Configuring laptops and servers
In the past, walking the uneasy borderline of academia, I used to managed compute servers for my research group. New hardware was a rare godsend, configuring it by hand was natural. At 99designs, I've been privy to the opposite approach: machines should be disposable. This requires the entire setup of a new machine to be automated.
At first I amassed shell scripts of complicated install routines, and whilst these worked they weren't that composable, say when you wanted multiple services on the same machine. Then from Babushka we learned a better way: test if something you need's there, install it if it's not, then test again to see if you succeeded. This is not hugely different from using make
, just more flexible and more fault-tolerant.
Still, Babushka made me uneasy: all this ceremony and complex templating, just to describe a few facts and simple rules?
Enter a little logic
Logic programming's heyday feels well passed, making it ripe for rediscovery. Today several mature Prolog interpreters are packaged for all the major Linux distributions, and the declarative paradigm it belongs to still has serious advantages:
- Predicates describe the relationships between entities more flexibly than functions do in other languages
- Depth-first search through the space of available solutions is built-in!

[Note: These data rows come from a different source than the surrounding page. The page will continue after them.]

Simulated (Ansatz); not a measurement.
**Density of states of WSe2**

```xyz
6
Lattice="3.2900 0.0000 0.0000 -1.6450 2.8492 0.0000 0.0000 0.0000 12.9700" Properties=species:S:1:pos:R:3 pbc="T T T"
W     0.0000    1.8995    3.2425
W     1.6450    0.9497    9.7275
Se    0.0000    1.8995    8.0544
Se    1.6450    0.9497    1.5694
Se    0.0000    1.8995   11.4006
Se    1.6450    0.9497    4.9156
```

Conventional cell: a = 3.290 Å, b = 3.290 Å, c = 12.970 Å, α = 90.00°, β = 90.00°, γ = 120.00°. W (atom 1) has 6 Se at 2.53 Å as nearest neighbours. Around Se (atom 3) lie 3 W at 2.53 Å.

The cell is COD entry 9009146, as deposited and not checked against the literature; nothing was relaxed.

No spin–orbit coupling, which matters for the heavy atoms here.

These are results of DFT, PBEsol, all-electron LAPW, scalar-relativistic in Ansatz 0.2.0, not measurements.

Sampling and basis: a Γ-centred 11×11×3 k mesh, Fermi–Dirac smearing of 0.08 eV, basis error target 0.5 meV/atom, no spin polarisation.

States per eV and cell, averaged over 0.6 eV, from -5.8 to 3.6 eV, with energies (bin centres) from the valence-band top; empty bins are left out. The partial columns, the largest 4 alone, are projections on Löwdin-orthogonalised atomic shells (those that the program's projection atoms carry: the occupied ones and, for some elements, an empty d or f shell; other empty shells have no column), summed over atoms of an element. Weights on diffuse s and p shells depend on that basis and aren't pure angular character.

If you haven't used Prolog before, both of these are a little weird at first. Here's the simplest example. Let's define a couple of package names:
pkg(python).
pkg(pip).
pkg(supervisor).
We can now query it multiple ways, automatically!
?- pkg(python). % is python a package?
true.
?- pkg(jython). % is jython a package?
false.
?- pkg(P). % what packages exist?
P = python ;
P = pip ;
P = supervisor.
All we did is define the predicate pkg
, but it's as if we'd simultaneously written methods is_pkg?()
, get_any_package()
and get_all_packages()
in another language. This is a trivial example of a powerful principle, one which can seriously simplify your code. What's more, this isn't some special DSL, it's built into the core language.
Marelle
Using these principles, I put together a functioning, cross-platform system for configuring machines called Marelle. Though experimental, it's happily powering projects like the Great Language Game, and already works well for achieving a consistent environment between OS X and Linux machines.
A full target description has four parts:
% 1. register the name 'supervisor' as a package
pkg(supervisor).
% 2. explain how to tell if it's been installed
% (if supervisorctl is in PATH)
met(supervisor, _) :- which('supervisorctl').
% 3. explain how to install it
% (using pip)
meet(supervisor, _) :- bash('sudo pip install -y supervisor').
% 4. (optional) register any dependencies
depends(supervisor, _, [pip]).
Along with a description of our dependency pip
, we can now ask marelle
to install it on the command-line:
$ marelle meet supervisor
supervisor {
pip ✓
Downloading/unpacking supervisor
Downloading supervisor-3.0.tar.gz (459kB): 459kB downloaded
Storing download in cache at ./Downloads/pip-cache/https%3A%2F%2Fpypi.python.org%2Fpackages%2Fsource%2Fs%2Fsupervisor%2Fsupervisor-3.0.tar.gz
Running setup.py egg_info for package supervisor
Requirement already satisfied (use --upgrade to upgrade): setuptools in /usr/local/lib/python2.7/site-packages/setuptools-1.1.6-py2.7.egg (from supervisor)
Requirement already satisfied (use --upgrade to upgrade): meld3>=0.6.5 in /usr/local/lib/python2.7/site-packages (from supervisor)
Installing collected packages: supervisor
Running setup.py install for supervisor
Skipping installation of /usr/local/lib/python2.7/site-packages/supervisor/__init__.py (namespace package)
Installing /usr/local/lib/python2.7/site-packages/supervisor-3.0-py2.7-nspkg.pth
Installing echo_supervisord_conf script to /usr/local/bin
Installing pidproxy script to /usr/local/bin
Installing supervisorctl script to /usr/local/bin
Installing supervisord script to /usr/local/bin
Successfully installed supervisor
Cleaning up...
} ok ✓
Since these operations are idempotent, we can always try again:
$ marelle meet supervisor
supervisor ✓
It was already there, no change, no fuss.
But... Prolog?
Compared to languages like Ruby or Python, Prolog's standard library is a little non-intuitive. Language usability has certainly improved since SWI-Prolog was designed. This means that in Marelle, you'll end up shelling out more often than you would with other tools. In terms of community, Prolog's is also much smaller, and without the momentum of major languages. So using Marelle means being a bit more self-service than you'd need to be with tools like Babushka, Puppet or Chef.
Caveats aside, there's one burning question: is there a use for non-determinism in system configuration? If so, Prolog's built-in machinery is a killer feature. Provide two ways to meet a target, and failover from one to the next is automatic. If you had to run on a huge variety of different systems, this could be immensely helpful. In typical cloud provisioning though, companies just use a standard base operating system, so Marelle's strength here lies dormant.
Try it
Despite these concerns, Marelle remains an elegant and simple way to configure servers, thanks to the powerful paradigm of logic programming. Why not try it for your next hobby project, or even for tasks as simple as managing the packages on your everyday computer.